Let’s be clear. Supporting free speech does not require you to allow people to trespass or to shut down public highways. It is perfectly in keeping with, say, US 1st Amendment principles to be a strong supporter of free speech principles (full disclosure, as I am) and yet to place some limits on it. Some would be substantive limits. Most all of us would block speech that incites violence or that deals in children’s pornography. But there can be procedural limits too. For instance, it is bog standard even for the strongest of free-speechers to place a few limits on where speech can take place. Hence, it is wholly in keeping with being a strong supporter of free speech to take the position that ‘you can say what you want, but not on my front lawn with a loudspeaker’. Provided other laws are not just indirect means to limit speech one dislikes and there is nothing whatsoever wrong with upholding those other laws.

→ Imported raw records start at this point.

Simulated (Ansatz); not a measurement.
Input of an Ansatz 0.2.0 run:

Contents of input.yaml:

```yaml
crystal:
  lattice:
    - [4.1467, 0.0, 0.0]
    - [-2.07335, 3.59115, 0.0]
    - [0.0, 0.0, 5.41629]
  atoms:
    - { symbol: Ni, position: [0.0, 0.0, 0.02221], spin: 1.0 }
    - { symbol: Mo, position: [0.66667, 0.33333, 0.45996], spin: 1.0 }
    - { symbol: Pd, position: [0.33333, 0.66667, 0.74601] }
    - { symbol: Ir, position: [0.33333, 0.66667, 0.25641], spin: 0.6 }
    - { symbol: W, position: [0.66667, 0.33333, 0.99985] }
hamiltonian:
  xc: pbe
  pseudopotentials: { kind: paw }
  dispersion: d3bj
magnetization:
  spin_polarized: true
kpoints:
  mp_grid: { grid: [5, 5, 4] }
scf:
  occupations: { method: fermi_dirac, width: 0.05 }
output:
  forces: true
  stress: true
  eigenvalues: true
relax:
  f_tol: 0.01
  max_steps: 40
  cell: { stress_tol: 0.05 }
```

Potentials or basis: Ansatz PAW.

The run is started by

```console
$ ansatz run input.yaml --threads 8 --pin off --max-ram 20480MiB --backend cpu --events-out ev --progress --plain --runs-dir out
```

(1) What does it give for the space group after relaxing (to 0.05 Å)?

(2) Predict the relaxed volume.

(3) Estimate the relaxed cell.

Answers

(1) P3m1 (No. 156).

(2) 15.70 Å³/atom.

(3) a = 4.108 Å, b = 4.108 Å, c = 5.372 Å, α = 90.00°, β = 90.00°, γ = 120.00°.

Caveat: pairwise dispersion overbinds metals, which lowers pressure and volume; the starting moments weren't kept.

And that takes us to the university campus sit-ins or encampments mostly proclaiming their support for the Gaza Palestinians. What starts in the US eventually reaches our shores, somewhat enervated and worn out. So it is with these university encampments. Be clear though. The protesters are trespassing. Nothing about free speech hands a free pass to anyone – students or non-students – to takeover university buildings or to set up encampments on university lands. Asking or forcing them to move on, under pain of suspension, expulsion, or criminal prosecution, is not a direct attack on free speech any more than calling the police to remove the guy with the loudspeaker outside your front window is. University top officials decide whether they want to move them on. Or not. Sure, they have myriad other factors and values to consider but just because the protest is important to some sub-group of the university community is not any sort of knock-out consideration. In the US some universities (mostly in the south-east) have simply warned the protesting students to move on and then, after a day or two, sent in the police and suspended the students. Other universities (most obviously elite Ivy League ones) have left the students in place for a long, long time.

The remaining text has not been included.